Monday, June 23, 2008

Jerry Manuel and George Carlin: Two Honest Men

Jerry Manuel is the new manager of the New York Mets. So far, he's done a good job. But it's the Mets, so we all know it won't end well.

Met fans, whom I have dubbed the Flushing Heathen, don't deserve it. According to today's New York Post, Manuel called the Met fans crap.

Well, not exactly -- and since when do I believe anything the Post says? When it makes me laugh, that's when! (I've said it before, and I'll say it again: The Times is the face the City prefers to show the rest of the world, the Daily News is the face the City prefers to show itself, and the Post is a face only a mother could love. Not my mother, though, and not her mother, and definitely not me.)

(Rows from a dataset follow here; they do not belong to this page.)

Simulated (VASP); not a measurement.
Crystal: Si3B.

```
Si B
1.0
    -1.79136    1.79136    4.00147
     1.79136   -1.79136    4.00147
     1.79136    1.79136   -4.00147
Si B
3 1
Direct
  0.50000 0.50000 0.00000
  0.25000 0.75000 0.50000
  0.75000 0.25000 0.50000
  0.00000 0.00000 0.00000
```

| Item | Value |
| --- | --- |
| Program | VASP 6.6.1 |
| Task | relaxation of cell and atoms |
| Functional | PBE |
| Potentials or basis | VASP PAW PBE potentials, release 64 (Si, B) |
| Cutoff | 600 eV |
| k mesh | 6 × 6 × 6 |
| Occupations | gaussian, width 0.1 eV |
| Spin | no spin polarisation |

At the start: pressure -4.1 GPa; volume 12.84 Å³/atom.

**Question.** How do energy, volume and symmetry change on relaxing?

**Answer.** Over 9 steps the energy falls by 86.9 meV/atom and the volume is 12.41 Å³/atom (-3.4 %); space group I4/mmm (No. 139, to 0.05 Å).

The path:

Manuel was actually comparing the atmosphere at the William A. Shea Municipal Stadium to... that stuff. From the Post:

<< "It's very, very fertile ground for growth in Shea Stadium," Manuel said. "It's fertile ground for a team's growth and development. Sometimes, fertile ground has fertilizer... Fertilizer is a good thing," Manuel said in Denver before his team's victory over the Rockies. "It's a good thing. You get the greatest results - get the most beautiful plants - when you put it in that type of fertile soil. That's what we have the opportunity to do."

Manuel, who will make his first appearance at Shea as manager of the Mets tonight against Seattle, pleaded with reporters to forget the "fertilizer" reference - and not do "something crazy with this." >>

He asked the New York media... especially for a tabloid newspaper... not to do something crazy with his comparison of Shea Stadium, or the inhabitants thereof, to fertilizer? I guess managing in Chicago (with the White Sox) didn't teach him enough about big-city media!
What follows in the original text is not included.